The film’s most revealing omission is Linus Pauling, a close friend who rejected Oppenheimer’s request to work on the Manhattan project because of his pacifist beliefs and who fell out with Oppenheimer after the latter unsuccessfully tried to seduce his wife, Ava. Instead, the one character to trouble Oppenheimer on screen with the idea that it is wrong to build a mass murder weapon (a misrepresented Isidor Isaac Rabi) is immediately won over by Oppenheimer’s ingenious ‘but, the Nazis...’ argument. This is because the director Christopher Nolan did not want to trouble consciences with the idea that we are not merely victims of circumstance, but that we choose our future, for better and for worse.


The truth is that Oppenheimer was not chosen by the US military to lead the project solely because of his scientific achievements - there were other more obvious choices - but because his hirer Leslie Groves saw in him an ‘overweening ambition’ that would get the job done at all costs. These costs are, of course, absent from the film, for to let such suffering speak would be to let truth itself speak. Rather than the deaths and screams of Japanese innocents, then, the film closes with an hour-long sermon on our hero’s technocratic attempts to limit nuclear arms proliferation and the state’s technocratic attempts to limit him. The problem is, the damage has already been done. As the film shows, Oppenheimer was a radical youth and in later life he acted on a deep fear of nuclear expansion. But ultimately the moral sense of his life was mortally wounded when he sought to murder the innocent for career and country: a tragedy even greater than the lives lost.


Barbie exhibits a similar moral compromise, but this time it doesn’t center around the protagonist - after all, Barbie is a doll with no soul to sell - but with the film’s director, Greta Gerwig. A darling of independent cinema, the director, writer, and actor has been skewing mainstream for a while now, having progressed from writing and acting on low-budget mumblecore films such as Frances Ha (excellent) and Mistress America (OK), which praise authenticity to the point at which it collides painfully with our culture’s inauthenticity. Her subsequent work directing Lady Bird and Little Women lands a softer blow, but is still committed to resisting the ideological and economic oppression of women. Barbie, however, plays nice, especially cutting back on economic critiques. And while it references the Barbie brand’s commodification of the female body, the punches at Mattell Corp are carefully pulled. This is not to say it isn’t a funny and intelligent film.

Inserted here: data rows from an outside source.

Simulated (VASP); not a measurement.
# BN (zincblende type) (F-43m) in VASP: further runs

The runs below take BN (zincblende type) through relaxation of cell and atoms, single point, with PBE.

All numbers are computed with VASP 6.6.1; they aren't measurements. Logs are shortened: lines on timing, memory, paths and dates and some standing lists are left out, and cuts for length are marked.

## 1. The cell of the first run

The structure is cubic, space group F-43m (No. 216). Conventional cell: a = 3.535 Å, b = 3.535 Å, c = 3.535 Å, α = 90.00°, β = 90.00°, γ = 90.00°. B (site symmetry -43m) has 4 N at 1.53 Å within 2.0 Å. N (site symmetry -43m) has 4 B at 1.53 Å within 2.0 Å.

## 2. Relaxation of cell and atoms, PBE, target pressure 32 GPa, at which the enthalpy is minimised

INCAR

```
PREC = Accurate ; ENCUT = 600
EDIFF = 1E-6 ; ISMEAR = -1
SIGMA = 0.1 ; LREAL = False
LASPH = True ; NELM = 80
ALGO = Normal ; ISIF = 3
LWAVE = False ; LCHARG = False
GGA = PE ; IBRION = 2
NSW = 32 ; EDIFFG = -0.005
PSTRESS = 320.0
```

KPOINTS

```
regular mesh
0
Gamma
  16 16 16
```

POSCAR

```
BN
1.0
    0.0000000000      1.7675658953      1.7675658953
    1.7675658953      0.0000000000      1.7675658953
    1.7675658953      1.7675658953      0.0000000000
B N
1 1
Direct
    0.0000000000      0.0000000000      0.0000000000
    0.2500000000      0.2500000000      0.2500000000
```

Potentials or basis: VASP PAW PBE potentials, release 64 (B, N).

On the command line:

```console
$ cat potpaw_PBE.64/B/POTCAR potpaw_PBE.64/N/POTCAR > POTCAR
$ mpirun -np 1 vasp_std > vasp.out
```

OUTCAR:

Barbie's narrative stages cleverly track life stages. The opening Barbieland sequence is innocent childhood play: girls play dress up and boys play fighting. Then, like adolescents, when Barbie and Ken go into the ‘Real World’, they discover ‘Patriarchy’. Whilst young Ken-men wield this power, Barbie-women are enslaved by it, until an older enlightened Real World woman injects a strong dose of feminist critical theory, enlightening the enslaved Barbie dolls. Here, however, the story becomes unmoored as the answer of what to do about it is exchanged for a cheap joke: the Barbie dolls must flirt their way to power. A final coda tries to redress this absence but the film’s answer to women’s liberation is abstract self-actualization, without any collective sense of how we can address injustices. This ignores that self-actualization is so often denied to women by the modern West’s ‘feminization of poverty’ and gender-based violence. Again, Hollywood keeps such realities well from view and proposes the abstract, atomized self as the solution.


Ultimately then, both Gerwig and Oppenheimer prove that while we may attempt to wield the state-capitalist complex to our own will, ultimately the system can and will only wield us, as it continues to churn out all those Barbies and bombs.